Troubleshooting Why Piranha Hide
If you have just put Piranha in your tank, it may be because they are just getting used to it. Everything is new and they are working out what is going on. They are doing so from a safety point of view.
Assuming you have the basics right, like appropriate tank size, clean water, correct temperature with adequate cover and decoration for the Piranha, here is a small list of what might be happening.
Stress: When a Piranha is introduced to a tank, the whole environment is new. While it’s natural for them to hide away initially, they should eventually come out as they get to trust their new home, especially for feeding. Although it’s common for newly homed Piranha to not eat. Persistent and pervasive hiding though and something could be wrong. Do the basic checks of adequate tank size (20 gallons per fish), clean water, water temperature and varied diet feeding. Make sure you don’t have too many fish.

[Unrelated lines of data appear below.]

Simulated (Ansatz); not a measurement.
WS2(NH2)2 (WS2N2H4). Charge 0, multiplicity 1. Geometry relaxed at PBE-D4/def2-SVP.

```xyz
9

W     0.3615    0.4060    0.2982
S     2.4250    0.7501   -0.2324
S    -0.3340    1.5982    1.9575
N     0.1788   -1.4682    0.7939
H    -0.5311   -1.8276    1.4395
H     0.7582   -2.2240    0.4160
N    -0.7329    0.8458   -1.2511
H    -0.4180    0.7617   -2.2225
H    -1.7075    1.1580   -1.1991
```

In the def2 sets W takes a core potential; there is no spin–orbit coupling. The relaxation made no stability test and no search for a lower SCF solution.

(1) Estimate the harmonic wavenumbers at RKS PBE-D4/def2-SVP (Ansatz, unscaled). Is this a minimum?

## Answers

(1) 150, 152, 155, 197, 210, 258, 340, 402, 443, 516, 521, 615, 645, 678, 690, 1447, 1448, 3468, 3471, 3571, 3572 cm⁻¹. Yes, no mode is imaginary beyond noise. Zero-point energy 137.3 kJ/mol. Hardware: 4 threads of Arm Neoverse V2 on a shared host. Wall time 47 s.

Lights: Piranha normally exist in low light conditions, and Piranha on display, want to be, well, displayed. Thus a common problem (and you see this on youtube a lot) is inappropriate lighting. People have very bright bulbs illuminating the whole tank. Piranha have large eyes with no eyelids so cannot shut out light. They may be hiding from painful light exposure. Try lowering the illumination to a more acceptable level and see if this coaxes them out.
Constant interruption: Piranha rest as well as having active periods. The temptation is to keep putting things in the water, especially as you try to get the tank setup right. This constant moving around in the water causes an already skittish fish to remain in hiding. Give them a period of acclimatization. Constant hands in the tank naturally unnerves the water which the Piranha interprets as a predator.
Sociability: Some Piranha are schooling fish and require more than one fish to be comfortable. Others, like the black Piranha are solo fish and other fish in the tank aer therefore unnerving. Make sure you have the appropriate fish for the tank. Red-Bellies require company to form schools for defense. Without it, they may hide. Two fish can sometimes fight for dominance. 3 Red-Bellied Piranha is the minimum. When there is a school, they may become more active. Remember, with Red-Bellied Piranha hiding is normal behaviour, especially when there isn’t enough of them.
Dominant fish: Like any animals a ‘pecking order’ may be being established. Once this has been worked out then things may calm down.
Tank location: Often overlooked as a cause of problems is where the tank is located. Firstly, is it in direct sunlight and the fish are getting too much light. Is it too noisy, bright, or is there no day or night routine because of strange lighting. Again, most people want to display their Piranha but the Piranha needs to live. If the tank location is somewhere where everybody passes it every minute or two, then this can cause issues of safety for them. Is a door being slammed to often that shakes the tank. If the environment is not peaceful for them, don’t expect normal behavior.
The thing to bear in mind with Piranha is that they are naturally skittish, timid and shy. Hiding is a natural part of their existence. In the wild they are food for humans, caimans, birds, turtles, and the ever present river dolphin.
Piranha in their modern variety have been around for just under 2 million years, and that is 2 million years of evolutionary history trying to evade predators. Their nature has served them well.
You can try a few different things and it always good to experiment and find out what works. Some people have had success putting tannins in the water to murky it a bit. Some people try a lot of foliage and plant matter and overhead cover. Trying to replicate their natural habitat is never a bad idea. Given time, this strategy should work.
Always make sure it is not a normal fear based reaction. Too much outside noise or light, or a tank with little or no decoration for hiding will produce skittish and fearful fish. Some people remove their decoration to force them out into the open and this is never a good idea, as you now have stressed fish.
Ironically then, provide adequate cover and break up sight lines with foliage so that it looks natural. With plenty of places they can move to should they feel it necessary, the more likely they are to come out, knowing there’s somewhere safe to retreat to.
Finally, Piranhas are not domesticated animals, they live as if they are in the wild throughout their lives. Give them adequate room, plenty of clean water with filtration, keep them well fed and you should see happy Piranha.